March 2024 Digest
Feb 28, 2024 8:19 pm
Consulting and Training
If you’re interested in consulting or training engagements then don’t hesitate to reach out to me at inquiries@symplectomorphic.com.
Upcoming Courses
I’ll be hosting an abbreviated suite of remote courses this summer, https://events.eventzilla.net/e/principled-bayesian-modeling-with-stan-2138610063. The material will cover foundations and a few advanced modeling techniques, including my gaussian process module that I wasn’t able to offer last year.
If you've enjoyed my courses before then please don't hesitate to share this upcoming course with colleagues and collaborators. Many thanks to everyone who has helped to spread the word.
Recent Speaking
In January I attended a lovely event on (narratively) generative modeling in ecology, https://temporalecology.org/bayes2024/, where I gave a somewhat-unusual talk titled “Scientific Inference”. In this high-concept talk I discuss how statistics can be quite naturally integrated with the scientific method, and why that integration is critical to giving statistical analyses the context needed for practical success.
More recently I lived streamed a presentation of the talk which you can view at https://www.patreon.com/posts/scientific-talk-98124091.
Recent Writing
While I was in town for that seminar I also helped to teach a pretty novel ecology workshop that focused on interactivity and domain expertise rather than copy and pasting code demonstrating a particular modeling or inferential technique. The workshop material is now online.
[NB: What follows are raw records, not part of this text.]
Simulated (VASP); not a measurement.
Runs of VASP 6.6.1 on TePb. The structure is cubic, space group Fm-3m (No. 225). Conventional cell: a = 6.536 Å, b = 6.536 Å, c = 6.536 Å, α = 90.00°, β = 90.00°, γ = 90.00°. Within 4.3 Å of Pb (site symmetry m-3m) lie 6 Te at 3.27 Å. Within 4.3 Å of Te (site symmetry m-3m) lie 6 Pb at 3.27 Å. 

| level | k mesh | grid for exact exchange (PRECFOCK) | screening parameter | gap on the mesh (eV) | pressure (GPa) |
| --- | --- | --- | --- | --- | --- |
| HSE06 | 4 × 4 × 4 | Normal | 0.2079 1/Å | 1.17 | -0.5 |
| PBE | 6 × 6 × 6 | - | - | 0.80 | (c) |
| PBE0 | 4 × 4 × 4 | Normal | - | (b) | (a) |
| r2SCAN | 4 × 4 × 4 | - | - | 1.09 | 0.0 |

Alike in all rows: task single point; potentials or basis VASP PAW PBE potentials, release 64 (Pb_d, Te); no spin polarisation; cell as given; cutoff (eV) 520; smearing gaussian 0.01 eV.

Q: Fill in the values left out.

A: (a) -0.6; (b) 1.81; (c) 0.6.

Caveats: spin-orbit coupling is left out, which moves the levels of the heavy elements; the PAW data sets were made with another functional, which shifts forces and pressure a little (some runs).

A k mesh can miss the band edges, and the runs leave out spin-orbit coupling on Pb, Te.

HTML: https://betanalpha.github.io/assets/chapters_html/tree_diameter_growth_analysis.html
PDF: https://betanalpha.github.io/assets/chapters_pdf/tree_diameter_growth_analysis.pdf
The goal of the workshop was to give the audience familiar data and let them develop their own analyses, with the instructors gently guiding them towards (narratively) generative modeling and Bayesian inference. In the end the audience saw that these ideas fall out pretty naturally from the science that they already know.
There's nothing particularly complicated about the models featured here, but I think that the material provides a useful example of building an analysis up from domain expertise rather than prebuilt parts. Yes, you might end up with a model that fits a regression template but you might also have to play around with some elliptical integrals to place that model into an interpretable context.
Support Me on Patreon
If you would like to support my writing then consider becoming a patron, https://www.patreon.com/betanalpha. Right now covector+ supporters have early access to a what ended up being a very long chapter on conditional probability theory.
Probabilistic Modeling Discord
I’ve recently started a Discord server dedicated to discussion about (narratively) generatively modeling of all kinds, https://discord.gg/7eeAcQFp.
Recent Rants
On Hierarchical Population Modeling
Oh, no. You need to account for some heterogeneity in an analysis. Fortunately you can just slap down a hierarchy and be done with it, right? Right?!?!
Strap in for a long thread on population modeling.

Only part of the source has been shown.